Dive Brief:
- On Monday, North Carolina’s Academic Standards Review Commission, a legislative subcommittee, released a report stating that the state’s decision to revise the Common Core State Standards will have to come with extra funds for schools.
- The 11-member commission was tasked with studying the standards and recommending revisions, a move stemming from Republican complaints about federal involvement in schools and remarks from some educators that the standards were poorly thought-out.
- Among the things the subcommittee says will be needed to make the revisions work: more teachers, new textbooks, and summer courses.
Dive Insight:
While the call for new textbooks is an obvious side effect of new standards, the summer courses are less so. The report found that English students should be reading well by fourth grade, but many still aren’t. Those who are still struggling need the extra courses to catch up.
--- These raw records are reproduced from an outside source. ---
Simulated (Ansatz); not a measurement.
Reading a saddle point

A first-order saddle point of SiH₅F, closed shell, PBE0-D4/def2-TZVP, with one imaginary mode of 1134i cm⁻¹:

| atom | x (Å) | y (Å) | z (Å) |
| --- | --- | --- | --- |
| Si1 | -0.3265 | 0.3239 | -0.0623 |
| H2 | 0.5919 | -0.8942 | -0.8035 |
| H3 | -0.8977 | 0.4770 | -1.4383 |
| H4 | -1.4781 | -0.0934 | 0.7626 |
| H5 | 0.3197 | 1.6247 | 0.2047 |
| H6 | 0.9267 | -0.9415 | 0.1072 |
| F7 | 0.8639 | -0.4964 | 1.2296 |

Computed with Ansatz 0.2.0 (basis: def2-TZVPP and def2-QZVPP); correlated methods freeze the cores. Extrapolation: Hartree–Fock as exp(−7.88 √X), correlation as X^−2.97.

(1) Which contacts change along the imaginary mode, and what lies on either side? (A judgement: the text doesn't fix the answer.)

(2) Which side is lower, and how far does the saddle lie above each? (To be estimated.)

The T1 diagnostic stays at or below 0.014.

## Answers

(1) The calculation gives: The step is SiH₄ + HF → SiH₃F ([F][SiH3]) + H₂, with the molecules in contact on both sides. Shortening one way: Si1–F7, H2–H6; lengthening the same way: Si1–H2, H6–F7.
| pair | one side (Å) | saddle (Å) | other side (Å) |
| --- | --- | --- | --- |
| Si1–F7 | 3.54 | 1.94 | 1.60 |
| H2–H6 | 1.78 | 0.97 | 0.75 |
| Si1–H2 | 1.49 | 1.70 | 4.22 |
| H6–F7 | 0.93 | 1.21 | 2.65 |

“Having students arrive with wide learning gaps who are also expected to learn and master too many standards is not leading to student success,” the report said.
The final revision recommendations are due in December, but in the meantime the committee suggested more specific targets in the math and English standards and an overhaul of when math concepts are taught. The math standards in the Common Core have proved particularly controversial. Proponents say they better align with helping students actually grasp math at a deep level, but critics say the focus has drifted too far from computational skills.
"The focus of K-8 instruction should be to develop the basic math skills needed for high school and college. It is good to understand concepts, but the goal should be rapid and accurate computation,” the subcommittee’s report reads.